Idaho Code § 30-25-304 provides that:

(a) A debt, obligation, or other liability of a limited liability company is solely the debt, obligation, or other liability of the company. A member or manager is not personally liable, directly or indirectly, by way of contribution or otherwise, for a debt, obligation, or other liability of the company solely by reason of being or acting as a member or manager.
Idaho Code § 30-25-304(a).

"[W]hen a decision turns on applicable state law, and the highest state court has not adjudicated the issue, this Court must determine what decision the highest court would reach if faced with the issue." Elsaesser v. Raeon (In re Goldberg), 235 B.R. 476, 485 (Bankr. D. Idaho 1999) (quoting Capital Dev. Co. v. Port of Astoria, 109 F.3d 516, 519 (9th Cir. 1997)). Thus, this Court concludes that, if faced with the exact facts presented here, the Idaho appellate courts would reach the same conclusion as this Court with respect to veil piercing issue.

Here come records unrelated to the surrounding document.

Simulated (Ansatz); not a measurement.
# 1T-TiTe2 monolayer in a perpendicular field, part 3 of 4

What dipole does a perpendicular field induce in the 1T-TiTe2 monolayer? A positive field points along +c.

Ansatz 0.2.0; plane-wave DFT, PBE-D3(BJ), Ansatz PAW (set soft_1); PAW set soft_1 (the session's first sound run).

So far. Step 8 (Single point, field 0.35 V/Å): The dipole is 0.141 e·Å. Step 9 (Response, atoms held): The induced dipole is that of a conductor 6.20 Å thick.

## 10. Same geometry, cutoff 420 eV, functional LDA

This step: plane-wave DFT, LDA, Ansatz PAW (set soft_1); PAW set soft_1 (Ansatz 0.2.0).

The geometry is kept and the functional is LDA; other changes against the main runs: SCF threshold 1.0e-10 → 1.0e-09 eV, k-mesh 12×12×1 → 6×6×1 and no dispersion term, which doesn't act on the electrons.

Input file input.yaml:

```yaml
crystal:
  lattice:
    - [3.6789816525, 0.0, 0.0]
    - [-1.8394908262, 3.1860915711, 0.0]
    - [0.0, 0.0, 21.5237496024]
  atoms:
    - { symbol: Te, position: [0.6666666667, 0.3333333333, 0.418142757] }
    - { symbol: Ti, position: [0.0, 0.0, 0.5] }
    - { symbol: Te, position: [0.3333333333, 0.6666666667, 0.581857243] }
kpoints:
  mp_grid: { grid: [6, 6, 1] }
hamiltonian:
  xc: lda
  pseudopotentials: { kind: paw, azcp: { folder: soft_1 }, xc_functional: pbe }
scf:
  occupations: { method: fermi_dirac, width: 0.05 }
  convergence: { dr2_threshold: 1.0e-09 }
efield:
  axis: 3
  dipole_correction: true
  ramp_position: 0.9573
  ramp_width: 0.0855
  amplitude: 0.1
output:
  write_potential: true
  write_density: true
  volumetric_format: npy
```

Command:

Although this Court in T Street LLC v. Jaques (In re Jaques) was determining whether a member of an LLC could be held liable for his or her own misconduct, Defendant here is a manager of an LLC. This Court, based on the plain language of Idaho Code § 30-25-304, finds no meaningful distinction with respect to the analysis in this case. Accordingly, the holding in T Street LLC v. Jaques (In re Jaques) also applies with respect to a manager's misconduct.

In his Amended Complaint, Plaintiff argues that piercing the veil here is appropriate because "FAF and Johnson failed to observe the proper formalities; for example he signs [FAF's] most recent annual report as 'President' but identifies himself as the 'manager.'" However, Idaho Code § 30-25-304 expressly rejects failure to follow proper formalities as a reason to pierce the veil of an LLC. Idaho Code § 30-25-304(b). Put another way, FAF's failure to observe formalities is not a consideration on which this Court can rely to pierce FAF's veil to hold Defendant personally liable. Accordingly, this Court can only pierce the FAF's veil and hold Defendant personally liable for his own tortious or wrongful with respect to managing the LLC. See T Street LLC v. Jaques (In re Jaques), 615 B.R. at 629.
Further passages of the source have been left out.